Don’t be fooled into thinking that you can’t sell energy efficiency products or services to those who don’t fit the typical eco-conscious or green personas.
Michael Brune, executive director of the Sierra Club and a keynote speaker at last week’s Babson College Energy and Environmental Conference, cites that some of solar company Sungevity’s top referrals are Tea Party folks, who tend to lean far to the conservative side of the political aisle.
Tea Partiers may not favor government funding of clean tech and renewable energy programs, but many of them believe in energy security. “They care about their ability to own their own power,” Brune says.
This actually fits one the profiles of potential green tech and energy efficiency customers. Energy security is a big and growing issue for some, and many of the lean conservatively.
You can also sell energy efficiency and green to those more interested in saving money than the environment. And health is big issue among women, making them targets for green products like ventilation systems that provide clean air.
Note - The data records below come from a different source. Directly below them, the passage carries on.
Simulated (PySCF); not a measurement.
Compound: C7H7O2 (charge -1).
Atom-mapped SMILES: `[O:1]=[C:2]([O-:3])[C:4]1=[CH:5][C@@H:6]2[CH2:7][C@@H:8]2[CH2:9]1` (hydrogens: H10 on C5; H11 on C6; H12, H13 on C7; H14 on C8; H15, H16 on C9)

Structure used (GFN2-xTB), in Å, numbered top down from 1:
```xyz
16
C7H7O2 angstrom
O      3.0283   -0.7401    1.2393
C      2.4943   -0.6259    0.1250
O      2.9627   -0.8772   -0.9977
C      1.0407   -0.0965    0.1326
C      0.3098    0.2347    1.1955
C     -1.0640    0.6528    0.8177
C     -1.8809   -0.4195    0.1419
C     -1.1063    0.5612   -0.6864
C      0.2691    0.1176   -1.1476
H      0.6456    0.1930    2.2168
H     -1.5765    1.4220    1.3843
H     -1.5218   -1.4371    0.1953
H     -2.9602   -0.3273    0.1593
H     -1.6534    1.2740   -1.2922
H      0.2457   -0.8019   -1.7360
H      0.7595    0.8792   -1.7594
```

In addition, devastating storms like Hurricane Sandy and the drought still affecting large areas are convincing more people that climate change is real, and prompting some to take action to power their homes with energy storage systems in the event of a weather-related catastrophes. One the best and well-received energy-savings smart grid programs is headed by Oklahoma Gas & Electric, in the heart of not-so-green country, but where air conditioning costs can soar through brutal summer temperatures.
Moral of the story: Energy efficiency doesn’t have to be a “green” idea. We at GreenTech Advocates have seen acceptance of energy efficiency grow from a hippie-dippie greenie Al Gore thing to something most everyone can embrace, in just a few years. It is even being positioned as good for the economy.